Pennsylvania high court declines to review Sandusky decision

FILE - In this Aug. 12, 2016 file photo, former Penn State University assistant football coach Jerry Sandusky arrives at the Centre County Courthouse in Bellefonte, Pa. Sandusky isn't getting a fresh chance to argue in state court he should get a new trial, seven years after he was convicted of molesting 10 boys. Pennsylvania's Supreme Court on Wednesday, July 24, 2019 turned down the 75-year-old's request it review a Superior Court decision earlier this year that rejected most of Sandusky's arguments.

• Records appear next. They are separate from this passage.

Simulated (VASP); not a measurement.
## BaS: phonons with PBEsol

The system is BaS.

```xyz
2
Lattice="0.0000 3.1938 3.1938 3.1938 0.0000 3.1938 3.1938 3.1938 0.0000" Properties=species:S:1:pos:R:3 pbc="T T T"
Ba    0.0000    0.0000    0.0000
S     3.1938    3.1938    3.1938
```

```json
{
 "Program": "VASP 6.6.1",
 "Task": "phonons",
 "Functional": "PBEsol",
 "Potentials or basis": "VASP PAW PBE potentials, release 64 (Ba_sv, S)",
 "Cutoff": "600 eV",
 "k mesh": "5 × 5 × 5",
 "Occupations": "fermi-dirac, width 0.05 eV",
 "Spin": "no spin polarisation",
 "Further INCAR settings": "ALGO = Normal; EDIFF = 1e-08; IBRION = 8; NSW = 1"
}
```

HARRISBURG, Pa. (AP) — A state judge has ordered Jerry Sandusky be taken to a central Pennsylvania courtroom next month for resentencing on his 45-count child sexual abuse conviction, six months after an appeals court ruled mandatory minimums had been improperly applied.

Judge John Foradora filed an order Wednesday that scheduled the proceeding for Sept. 23.

Sandusky, a former Penn State assistant football coach, was convicted in 2012 of the sexual abuse of 10 boys, including attacks on campus. Victims testified he subjected them to abuse that ranged from grooming to violent sexual attacks. He was sentenced to 30 to 60 years, but that term was overturned by Superior Court in February.

Foradora directed Sandusky to be transported to appear at the hearing.

Sandusky's defense lawyer has said it was not clear whether a substantially different sentence will result.

The state Supreme Court last month declined to grant Sandusky, 75, a chance to argue he deserves a new trial, and Sandusky defense attorney Al Lindsay said Thursday he is working on a petition that would seek relief in the federal courts.

"We're anxious to have the sentencing reconsidered," Lindsay said. "We are certainly going to argue for a shorter sentence."

A spokeswoman for the attorney general's office declined comment.

Sandusky's November 2011 arrest shook Penn State, prompting the firing of Hall of Fame head coach Joe Paterno and the ousting of then-university President Graham Spanier. The university subsequently paid more than $100 million to people who said they had been abused by Sandusky.

Spanier and two other senior administrators, Tim Curley and Gary Schultz, were charged over their response to reports about Sandusky. Curley and Schultz pleaded guilty to child endangerment in 2017 for failing to notify authorities in 2001 of a complaint about Sandusky and a boy in a team shower.

Spanier went to trial and was convicted of misdemeanor child endangerment, but a federal judge in April threw it out, ruling he had been improperly charged under a 2007 law for actions that occurred in 2001.

The attorney general's office is appealing that decision to the 3rd U.S. Circuit Court of Appeals.